Orleans Collection - Gonzagas and Charles I

Gonzagas and Charles I

Another famous collection whose history was entwined with the Orleans Collection was that assembled by the Gonzagas of Mantua, especially Francesco II (1466–1519) and his son Federico II (1500–1540). Their court artists included Mantegna and Giulio Romano, and they commissioned work directly from Titian, Raphael, Correggio and other artists, some of which were given as gifts to Charles V, Holy Roman Emperor, to whom Mantua was effectively a client state. The most important of these gifts were the mythological works by Correggio, later to be mutilated in Paris. By the early 17th century the dynasty was in terminal decline, and the bulk of their portable art collection was bought by the keen collector Charles I of England in 1625-27. Charles's other notable purchases included the Raphael Cartoons and volumes of drawings by Leonardo da Vinci, and his own most notable commissions were from Rubens and van Dyck. By the time his collection of paintings was seized and sold after his execution in 1649 by the English Commonwealth it was one of the finest outside Italy. Meanwhile, three years after the sale to Charles, Mantua was sacked by Imperial troops, who added much of what was left there to the Imperial collection in Prague, where they rejoined the diplomatic gifts of a century earlier.

Some Mantuan paintings therefore passed from Prague via Christina to the Orleans Collection, while more were bought by French collectors in the London "Sale of the Late King's Goods" in 1650, and later found their way to the Palais-Royal. For example, an Infancy of Jupiter by Giulio Romano, bought from Mantua, left Charles' collection for France, passed to the Orleans Collection and the London sales, and after a spell back in France returned to England and was later bought by the National Gallery in 1859. Other paintings in the same series were recovered for the Royal Collection in 1660; Charles II was able to exert pressure on most English buyers of his father's collection, but those gone abroad were beyond his reach. One important Rubens of Charles', the Landscape with St George and the Dragon (of 1630 - St George has Charles's features, the rescued princess those of his Queen), which passed via the Ducs de Richelieu to the Palais-Royal and London, had always been recognised for what it was, and was bought back for the Royal Collection by George IV in 1814.

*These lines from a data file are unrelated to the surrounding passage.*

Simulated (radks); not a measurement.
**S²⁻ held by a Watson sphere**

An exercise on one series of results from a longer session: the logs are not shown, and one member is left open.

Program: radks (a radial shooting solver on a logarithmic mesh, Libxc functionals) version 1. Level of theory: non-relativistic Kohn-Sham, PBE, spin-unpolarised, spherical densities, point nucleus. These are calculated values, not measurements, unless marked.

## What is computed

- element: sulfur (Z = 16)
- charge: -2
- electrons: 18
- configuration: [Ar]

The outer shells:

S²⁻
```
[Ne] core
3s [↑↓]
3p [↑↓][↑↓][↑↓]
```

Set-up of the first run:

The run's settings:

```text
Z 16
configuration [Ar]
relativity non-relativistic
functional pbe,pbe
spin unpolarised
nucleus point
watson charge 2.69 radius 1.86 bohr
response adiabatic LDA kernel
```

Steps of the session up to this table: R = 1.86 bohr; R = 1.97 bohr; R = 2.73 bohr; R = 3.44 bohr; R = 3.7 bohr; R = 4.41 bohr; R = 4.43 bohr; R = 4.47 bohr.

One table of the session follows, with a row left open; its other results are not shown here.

Another picture commissioned by Charles, the Finding of Moses by Gentileschi, painted for the Queen's House, Greenwich, was returned to Charles' widow Henrietta Maria in France in 1660. By the time it entered the Orleans Collection a half-century later, it was regarded as by Velázquez. It then was one of the Castle Howard paintings, and was only correctly identified after the existence of Gentileschi's second version in the Prado became known in England. After a sale in 1995 it is now on loan to the National Gallery from the current owner. Phillippe's father's first wife, Henrietta Anne Stuart, was Charles I's daughter, and her small but select collection had been mostly given to her by her brother Charles II from the reclaimed royal collection on her marriage in 1661. On her death forty years later this was left to Phillippe.